The tin market is living through a supply shock that has no end date. Myanmar's Wa State, an autonomous region bordering China that produces roughly 70,000 tons of contained tin annually (20% of global mine supply), has been under a mining suspension since August 2025. The Wa State government imposed the ban citing environmental degradation and resource depletion, and negotiations with Chinese buyers and the Myanmar central government have produced no breakthrough.
The numbers are stark. Eleven months of lost Myanmar production translates to roughly 58,000 tons of contained tin that would have entered the global market. LME stocks at 8,970 tons have absorbed part of the deficit but are now critically low. At current global tin consumption of approximately 3,200 tons per day (380,000 tons annually), 8,970 tons represents less than three days of cover. The tin market is one supply disruption away from a physical squeeze.
Indonesia, the world's second-largest tin exporter, has partially offset the Myanmar shortfall. Indonesian refined tin exports rose 28% year-over-year in Q1 2026 to 22,400 tons, per Trade Ministry data. State-owned PT Timah, the largest producer, increased output by roughly 4,000 tons as higher prices incentivized production. But Indonesia's total production capacity is approximately 70,000-75,000 tons per year, and it's approaching that ceiling. It cannot fully replace Myanmar.
China, which processes roughly 50% of Myanmar's tin into refined metal, has been hit hardest. Chinese tin smelters in Yunnan province, adjacent to Wa State, have seen concentrate supplies fall by 60-70% since the ban. Chinese refined tin production fell 5.2% year-over-year in Q1, per SMM data, and SHFE tin inventories at 6,200 tons are below the five-year average. China imported 18% less tin concentrate in Q1 2026 than in Q1 2025, despite paying sharply higher TCs to secure alternative supply from Africa, South America, and Australia.

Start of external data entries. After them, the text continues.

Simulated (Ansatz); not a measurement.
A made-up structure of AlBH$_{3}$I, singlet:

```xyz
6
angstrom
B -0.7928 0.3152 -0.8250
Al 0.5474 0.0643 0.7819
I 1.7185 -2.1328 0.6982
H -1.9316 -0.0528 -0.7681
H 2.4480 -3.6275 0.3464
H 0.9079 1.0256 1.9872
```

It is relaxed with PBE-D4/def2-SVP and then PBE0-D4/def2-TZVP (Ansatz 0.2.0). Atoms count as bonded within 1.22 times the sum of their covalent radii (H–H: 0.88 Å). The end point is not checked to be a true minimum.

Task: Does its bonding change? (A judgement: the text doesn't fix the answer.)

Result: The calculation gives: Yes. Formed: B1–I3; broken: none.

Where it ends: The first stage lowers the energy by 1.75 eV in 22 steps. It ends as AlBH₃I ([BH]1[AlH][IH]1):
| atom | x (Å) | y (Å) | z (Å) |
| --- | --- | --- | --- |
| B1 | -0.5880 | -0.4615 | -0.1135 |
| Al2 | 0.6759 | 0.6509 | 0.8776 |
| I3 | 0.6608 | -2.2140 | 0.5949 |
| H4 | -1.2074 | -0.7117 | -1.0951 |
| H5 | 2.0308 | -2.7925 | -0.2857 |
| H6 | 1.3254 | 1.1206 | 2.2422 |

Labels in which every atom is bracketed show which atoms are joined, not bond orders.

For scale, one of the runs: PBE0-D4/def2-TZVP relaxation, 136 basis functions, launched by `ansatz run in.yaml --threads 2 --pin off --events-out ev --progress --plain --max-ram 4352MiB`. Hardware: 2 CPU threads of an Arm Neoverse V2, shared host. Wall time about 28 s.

There is no resolution catalyst on the horizon. The Wa State leadership has given no timeline for lifting the ban. Alternative tin sources — Alphamin's Bisie mine in DRC (12,000 tpy), Minsur's San Rafael in Peru (20,000 tpy), and small-scale operations in Nigeria and Rwanda — are ramping but face their own logistical and regulatory constraints. The tin market will likely remain in deficit through at least mid-2027 unless Myanmar reopens.
LME tin stocks at 8,970 tons (2.8 days of cover) are a flashing red warning. Myanmar shows no sign of reopening, Indonesia is near its production ceiling, and alternative sources can't fill the gap quickly. If a major consumer (solder manufacturer, float glass producer) decides to build inventory, the LME stocks buffer disappears within days and the price spikes. For tin buyers, the question isn't whether $55,000/mt is cheap or expensive — it's whether you can get physical metal at all. Secure Q3 and Q4 tin volumes now. Consider fixed-price contracts: the risk is asymmetric to the upside.